An association of several Swiss and French business owners previously filed a trademark application seeking protection for the name “GRUYERE” in relation to cheese. According to the association, gruyere is “painstakingly made from local, natural ingredients using traditional methods that assure the connection between the geographic region and the quality and characteristics of the final product.” Against their arguments, the Trademark Trial and Appeal Board denied the application. On appeal at the federal district court level, the court similarly ruled that gruyere-branded cheese does not have to originate from the Gruyere region of Europe. The opposition in the district court case argued that gruyere had become generic, and that consumers believed that it applied to a certain type of cheese as opposed to the location where that cheese originated. U.S. District Judge T.S. Ellis agreed, finding that “the term GRUYERE may have in the past referred exclusively to cheese from Switzerland and France,” but that “decades of importation, production, and sale of cheese labeled GRUYERE produced outside the Gruyère region of Switzerland and France have eroded the meaning of that term and rendered it generic.”

Bacardi Sues USPTO Over “HAVANA CLUB” Rum Renewal

One basic tenet of trademark law is that rights are territorial. One interesting example of this principal is the ongoing dispute between Bacardi and the government of Cuba pertaining to “HAVANA CLUB” rum. The Havana Club rum brand was nationalized by the Cuban government and has been produced and distributed throughout the world in partnership with Pernod Ricard, a French company. However, due to the embargo, Havana Club has never been sold by Pernod inside the United States. Instead, the family that previously owned the brand formed an alliance with Bacardi, who produces the rum in Puerto Rico and sells it in the United States. Yet due to some exceptional circumstances, the Cuban government owns the U.S. trademark registration for “HAVANA CLUB.”

In 2006, when the U.S. “HAVANA CLUB” trademark registration came due for renewal, the U.S. Treasury Department declined to provide the Cuban government with a license to pay the necessary fees. Instead of giving up the trademark registration, the Cuban government appealed the decision, a process which lasted over ten years. In 2016 the U.S. Treasury Department finally granted permission for the Cuban government to pay the necessary fees to renew its trademark registration and the U.S. Patent and Trademark Office, in an apparent aberration from its usual procedures, treated this payment as timely.

Bacardi has now asked a Federal District Court to deem the action taken by the U.S. Patent and Trademark Office as unlawful and beyond the scope of its authority. If Bacardi succeeds, it would likely mean that the registration owned by the Cuban government will be deemed expired and Bacardi’s pending applications will be free to move forward toward registration.

David Yurman Enterprises LLC, et al. v. Mejuri, Inc., et al.

David Yurman Enterprises LLC, et al. v. Mejuri, Inc., et al.

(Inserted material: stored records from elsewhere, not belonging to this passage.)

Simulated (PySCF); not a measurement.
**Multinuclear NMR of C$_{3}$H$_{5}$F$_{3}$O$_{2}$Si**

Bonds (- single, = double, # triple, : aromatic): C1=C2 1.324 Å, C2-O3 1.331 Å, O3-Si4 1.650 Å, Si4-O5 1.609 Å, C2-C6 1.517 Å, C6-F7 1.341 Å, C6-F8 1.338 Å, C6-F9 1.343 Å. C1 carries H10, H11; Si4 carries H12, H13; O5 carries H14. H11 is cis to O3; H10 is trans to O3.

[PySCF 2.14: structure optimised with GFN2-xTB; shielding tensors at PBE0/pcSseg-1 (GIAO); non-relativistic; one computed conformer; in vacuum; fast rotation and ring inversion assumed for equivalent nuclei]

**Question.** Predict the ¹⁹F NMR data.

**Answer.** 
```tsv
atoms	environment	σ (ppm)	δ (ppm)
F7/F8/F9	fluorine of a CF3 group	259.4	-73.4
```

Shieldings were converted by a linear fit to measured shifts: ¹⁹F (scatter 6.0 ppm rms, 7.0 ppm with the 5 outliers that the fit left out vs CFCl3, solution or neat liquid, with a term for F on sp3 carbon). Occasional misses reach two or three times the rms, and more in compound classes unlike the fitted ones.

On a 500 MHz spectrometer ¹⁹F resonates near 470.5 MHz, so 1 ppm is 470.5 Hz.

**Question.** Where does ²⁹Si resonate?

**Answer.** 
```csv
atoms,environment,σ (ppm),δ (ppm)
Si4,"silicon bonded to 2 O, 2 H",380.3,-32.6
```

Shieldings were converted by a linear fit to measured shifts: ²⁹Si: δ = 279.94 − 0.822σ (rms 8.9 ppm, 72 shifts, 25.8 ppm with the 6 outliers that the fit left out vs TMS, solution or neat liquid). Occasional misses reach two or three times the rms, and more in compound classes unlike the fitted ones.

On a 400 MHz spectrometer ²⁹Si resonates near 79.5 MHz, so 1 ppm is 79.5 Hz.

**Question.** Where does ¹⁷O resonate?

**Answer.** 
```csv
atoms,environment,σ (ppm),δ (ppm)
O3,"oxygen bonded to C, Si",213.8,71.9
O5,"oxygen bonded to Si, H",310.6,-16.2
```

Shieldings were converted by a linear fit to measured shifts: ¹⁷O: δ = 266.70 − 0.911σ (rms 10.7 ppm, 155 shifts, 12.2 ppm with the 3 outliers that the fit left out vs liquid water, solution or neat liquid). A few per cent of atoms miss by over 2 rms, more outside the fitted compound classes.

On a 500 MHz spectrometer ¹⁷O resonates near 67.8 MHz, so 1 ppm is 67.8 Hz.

On December 17, 2021, the American jewelry brand David Yurman filed a lawsuit in the Southern District of New York against its 8-year-old Canadian-based rival, Mejuri, asserting two counts of unregistered trade dress infringement and state law dilution.In the complaint, David Yurman Enterprises LLC, David Yurman IP LLC, and Yurman Retail North America LLC (collectively “Yurman” or “Plaintiffs”) allege that Mejuri, Inc. and Mejuri (US), Inc. (collectively “Mejuri” or “Defendants”) are infringing Yurman’s trade dress rights to several of the pieces Yurman has designed, advertised, and sold over the course of more than 40 years, particularly those with its signature twisted helix cable motif in its Pure Form® and Sculpted Cable collections. For example, Yurman claims its Pure Form® Cable Bracelet is strikingly similar to Mejuri’s Croissant Dôme Bracelet or Croissant Dôme Cuff Bracelet. Further, Yurman claims that Mejuri is using the same type of advertising images, the same models, and the same female empowerment messaging to attract its consumers.

As a result, Yurman argues that consumers who see Mejuri’s “copycat” products “either at the point of purchase or thereafter, have been and will continue to be actually confused into thinking that the Mejuri product is related to Yurman.” Yurman adds that “ordinary consumers are likely to be confused as to the source, sponsorship, affiliation, or approval relating to the Mejuri products vis-à-vis [its own products]”, which in turn is damaging to its goodwill and reputation. Furthermore, Yurman asserts that Mejuri’s actions were designed to “blur” and “dilute Yurman’s extremely well-known trade dress, and to create confusion and mistake and to deceive consumers into the false belief that Mejuri’s products are associated with, affiliated with, sponsored by, endorsed by, or otherwise connected to Yurman and its products.” However, Yurman recognizes its product quality is still unmatched, stating: “Unfortunately for Mejuri’s customers, Mejuri is unable or unwilling to match Yurman’s product quality, selling products that quickly tarnish and are of lesser overall quality.”

For Mejuri’s alleged infringement and dilution of Yurman’s trade dress, Yurman is seeking a permanent injunction, damages (including actual, direct, indirect, consequential, special, and treble damages), attorneys’ fees and costs, and a court order requiring Mejuri “to melt down and recycle any remaining inventory of the infringing products and take down and destroy any and all advertising and promotional materials, displays, marketing materials, web pages, and all other data or things relating to the infringing products.”

The case is David Yurman Enterprises LLC, et al. v. Mejuri, Inc., et al., 1:21-cv-10821 (SDNY).

Electronic Issuance of U.S. Patents and U.S. Trademark Registrations

The U.S. Patent and Trademark Office (“USPTO”) recently announced that it will transition to the electronic issuance of patents and trademark registrations in 2022. Such “digital certificates” have been the norm in many foreign countries for years.

Currently, the USPTO delivers or mails a printed patent to the correspondence address of record upon issuance. By switching to digital, physical delivery will be replaced by issuance via the USPTO’s patent document viewing systems. Patentees would be able to download and print their electronically issued patents. According to the USPTO, this change will expedite the process of patent issuance to within one week of the patent number being assigned.

With respect to trademarks, the USPTO anticipates that the transition to digital delivery will begin later in 2022. Electronically-issued certificates are expected to speed the registration process by at least two weeks.

For those who prefer an official certificate, however, the USPTO will continue to print them upon request for $25 per copy.